LONDON CRITICAL JOURNAL.

DECEMBER, 1811.

ART. X. De l'Influence des Femmes sur la Litterature Française, comme Protectrices des Lettres et comme Auteurs; ou Précis de l'Histoire des Femmes Françaises les plus célèbres. Par Madame de Genlis. Paris, 1811, and Colburn, London. To stumble at the threshold has been considered an unlucky omen; we are, therefore, sorry to find any thing to blame in the title-page of a book. If a title to a literary work be wholly without utility or purpose, it would be better in all cases to omit it. But if there be a purpose intended by it, and that purpose be to make known the general design or subject of the work, unless the work is truly without scope or plan, we may reasonably expect to learn what it is from the title. Of the two parts of the title of the work before us, the first is descriptive of a specific topic of illustration, while the second confesses that if the purpose of the author be really not that which the first announces, it is at least her sincere intention to write a great deal on the subject of celebrated French females, learned, and unlearned.

The "réflexions préliminaires" contain some observations not unworthy of being studied and remembered; but the argument on the comparative strength of male and female capacities for literature and science, which was never edifying, useful, or liberal, is now by repetition become vapid and wearisome in the greatest degree.

Madame de Genlis has chosen to embark in this controversy, and she has adopted the childish mode in which the same is usually conducted, that is, by running a parallel between the celebrated individuals of the different sexes through an indefinite compass of history. By a sorted comparison made in this man

VOL. II. NO. IV.

ner, the male might easily be shewn to be the fairer and the female the robuster sex. Out of the millions which have come into the world, arrived at maturity, and departed, or that at present exist in it, the largest possible enumeration of particular instances can bear no proportion to the whole, so as to afford an average on which to ground a comparison of the sexes. No assignable number thus individually collected on either side, could afford a measure so large as not to be capable of being embraced within the scope of an exception to any general predication respecting the human condition, and therefore of course no possible extent of such an enumeration could be wide enough to establish a general rule. The thing is incapable of proof, and wants no illustration.

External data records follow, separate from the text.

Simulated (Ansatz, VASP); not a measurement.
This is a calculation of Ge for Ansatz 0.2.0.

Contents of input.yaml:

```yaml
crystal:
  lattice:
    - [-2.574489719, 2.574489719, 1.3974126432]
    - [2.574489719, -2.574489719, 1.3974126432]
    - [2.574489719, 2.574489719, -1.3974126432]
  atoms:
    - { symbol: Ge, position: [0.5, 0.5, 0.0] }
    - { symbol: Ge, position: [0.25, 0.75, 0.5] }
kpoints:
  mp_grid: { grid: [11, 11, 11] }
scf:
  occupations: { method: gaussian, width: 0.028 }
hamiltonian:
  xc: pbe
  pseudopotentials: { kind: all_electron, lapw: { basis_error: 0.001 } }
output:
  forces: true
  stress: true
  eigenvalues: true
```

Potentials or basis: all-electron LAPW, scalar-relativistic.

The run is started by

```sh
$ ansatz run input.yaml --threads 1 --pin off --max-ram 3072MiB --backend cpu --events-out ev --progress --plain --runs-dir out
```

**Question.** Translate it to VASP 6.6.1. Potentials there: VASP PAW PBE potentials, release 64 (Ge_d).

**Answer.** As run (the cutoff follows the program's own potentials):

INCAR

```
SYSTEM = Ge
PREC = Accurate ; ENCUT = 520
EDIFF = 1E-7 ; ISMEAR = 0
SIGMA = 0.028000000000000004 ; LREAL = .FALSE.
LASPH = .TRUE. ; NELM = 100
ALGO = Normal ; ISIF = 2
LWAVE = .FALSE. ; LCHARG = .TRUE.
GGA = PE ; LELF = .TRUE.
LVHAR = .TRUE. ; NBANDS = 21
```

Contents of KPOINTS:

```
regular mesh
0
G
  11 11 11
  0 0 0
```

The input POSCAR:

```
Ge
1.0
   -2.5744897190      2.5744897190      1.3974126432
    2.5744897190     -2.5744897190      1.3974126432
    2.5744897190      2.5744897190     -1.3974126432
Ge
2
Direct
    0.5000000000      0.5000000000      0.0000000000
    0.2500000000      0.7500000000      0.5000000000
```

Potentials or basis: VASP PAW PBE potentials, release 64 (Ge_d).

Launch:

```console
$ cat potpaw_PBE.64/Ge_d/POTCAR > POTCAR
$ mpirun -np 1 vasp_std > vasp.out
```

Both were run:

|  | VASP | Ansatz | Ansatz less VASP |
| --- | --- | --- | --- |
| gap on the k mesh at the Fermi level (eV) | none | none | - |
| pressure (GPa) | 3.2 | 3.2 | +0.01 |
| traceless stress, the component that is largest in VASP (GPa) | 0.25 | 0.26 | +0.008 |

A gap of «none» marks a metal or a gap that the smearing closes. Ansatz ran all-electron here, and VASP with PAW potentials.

We shall not suffer ourselves to be drawn into this barren disputation; but we cannot refrain from remarking by the way, that whatever perversity or error in the arrangements of life, accident may be supposed to have produced, whatever usurpations upon the equal rights of the fair sex are imputable to the subtlety or force of ours, time, one would imagine, that usually developes dormant claims, and necessity that for the most part vindicates the appointments of the Creator, would long ago have brought things to their proper level; for nature and truth are not to be prescribed against. But still this unjust ascendancy continues; still the exigencies of life and the distribution of duties put the yoke of mediocrity upon feminine ambition, in all the severer exercises of mind and body, and give free scope only to those virtues and attainments which sweeten domestic intercourse, instruct the rising generation, promote the charities of the heart, and adorn the christian profession. Unluckily, too, the scripture does in more places than one afford a colour of authority to this artificial arrangement; and seems to suggest a path of duty to females, which, though important beyond all price to the happiness and improvement of the world, does not conduct to intellectual grandeur, or flatter with the hope of literary immortality.

Under these circumstances it seems to us much more rational and useful to inquire what cultivation of the female mind best fits it for the discharge of the duties which the state of society allots to it, than what are its possibilities of attainment under a culture which has abstractedly in view its intellectual advancement alone.

We presume therefore to think, that the education of females should be conducted so as to qualify them to fill with honour their proper places in society, rather than to excite the ardours of eccentric ambition. We would not have it thought, however,

that the British Reviewers are less favourable than their literary competitors to the advancement of the female mind. When we come to explain ourselves upon the subject, it will be seen that the cultivation considered by us as appropriate to our English ladies, though somewhat subtracting from the importance usually attached to some parts of their education, would put the capacities of females under a severer requisition than can be satisfied by the ordinary methods now taken to accomplish them.

If politics, metaphysics, mathematics, and the languages of Greece and Rome, are not among those objects of study which we consider as essential to female education, we are not there, fore to be supposed to regard women as a secondary sort of beings, and worthy only of being taught those things which administer to the pleasure or service of man. But we presume to think, that there are many duties, the effectual performance of which requires strength of fibre to be added to intellectual ability, and which are therefore eminently suited to the powers of man. There are also duties of equal importance, the proper discharge of which demands an union of tenderness with forbearance, of perseverance with softness, and for these the structure of woman is best adapted. Society requires both parts to be performed; nature divides them between the sexes; life is too short for each to perform both; and the distance between them is increased as perfection is approached in either. That choice of study is doubtless the most wise which is most in the line of our duty for accomplishments are not of absolute but relative estimation. All women, it is true, are not equally charged with the softer duties and cares of life: all are not born to become wives and mothers: still it will not be denied that such is the hopeful destination of the sex in general: and we are treating of generals-of the rule and not of the exceptions. Nor are we afraid to say, notwithstanding the ridicule with which the sentiment has of late been attacked*, that where women have no families of their own to attend to, the duty of taking upon themselves a portion of the cares with which others of their sex are overburthened, of solacing the sick, and instructing the forsaken, multiplies its claims in proportion to their leisure. Neither is this all. Propriety of character, consistency of deportment, the value of attainments, and the suitableness of occupations, are determined by reference not to the accidental situation of particular individuals, but to the moral destination of the sex in general.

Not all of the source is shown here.